FAA Greenlights Fully Electric Flying Car

(IntegrityPress.org) – The Federal Aviation Administration (FAA) has officially granted clearance for the first flying car, known as the “Model A,” to begin testing. For now, the Model A is only able to be tested under an “experimental” classification.

Alef Aeronautics, the company behind the flying car, announced that it has received a Special Airworthiness Certification from the FAA. This certification imposes limitations on where and how the vehicle can operate, both on the road and in the sky.

Before the Model A can be released to the public, it must also meet safety standards set by the National Highway and Traffic Safety Administration. Alef’s CEO, Jim Dukhovny, expressed optimism that the certification will be the next step in the process.

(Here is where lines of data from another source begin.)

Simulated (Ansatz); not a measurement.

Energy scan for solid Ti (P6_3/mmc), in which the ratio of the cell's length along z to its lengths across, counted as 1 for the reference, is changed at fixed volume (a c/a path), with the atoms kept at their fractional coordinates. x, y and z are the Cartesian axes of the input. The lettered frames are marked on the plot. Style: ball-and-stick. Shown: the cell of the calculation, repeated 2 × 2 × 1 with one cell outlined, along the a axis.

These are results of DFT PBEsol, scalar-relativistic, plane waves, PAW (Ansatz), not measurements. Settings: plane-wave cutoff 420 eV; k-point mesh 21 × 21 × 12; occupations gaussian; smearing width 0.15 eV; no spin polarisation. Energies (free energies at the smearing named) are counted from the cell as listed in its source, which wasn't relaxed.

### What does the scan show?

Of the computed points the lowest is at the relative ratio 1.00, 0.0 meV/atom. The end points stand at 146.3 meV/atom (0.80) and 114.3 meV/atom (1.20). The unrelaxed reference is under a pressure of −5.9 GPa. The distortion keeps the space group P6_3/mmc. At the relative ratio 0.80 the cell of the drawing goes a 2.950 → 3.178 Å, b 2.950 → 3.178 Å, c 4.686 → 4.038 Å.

Dukhovny emphasized the historical significance of this achievement, noting that while there have been pioneers in the imaginative, but hypothetical, field of flying cars, this is the first time a vehicle that resembles a traditional car has been granted permission to fly. He also highlighted that Alef’s flying car is the first electric vehicle to receive such authorization, and its ability for vertical takeoff aligns with people’s perception of a “flying car.”

As part of the regulatory requirements outlined in the Code of Federal Regulations, Alef is obligated to report any issues, malfunctions, or defects that arise during the development and testing phase of the Model A to the FAA.

Alef reported receiving strong pre-orders for the Model A, both from individuals and companies. Priced at $300,000, the company anticipates making the first deliveries in the fourth quarter of 2025.

The Model A car is also not the only “flying car” currently in development either. The technology behind these apparent experiments seems to be the same type of technology that powers electric cars, such as the Tesla. The fact that it is already accepting pre-orders seems to imply that the technology is there, and they are confident in it, but it remains to be seen if it passes FAA standards.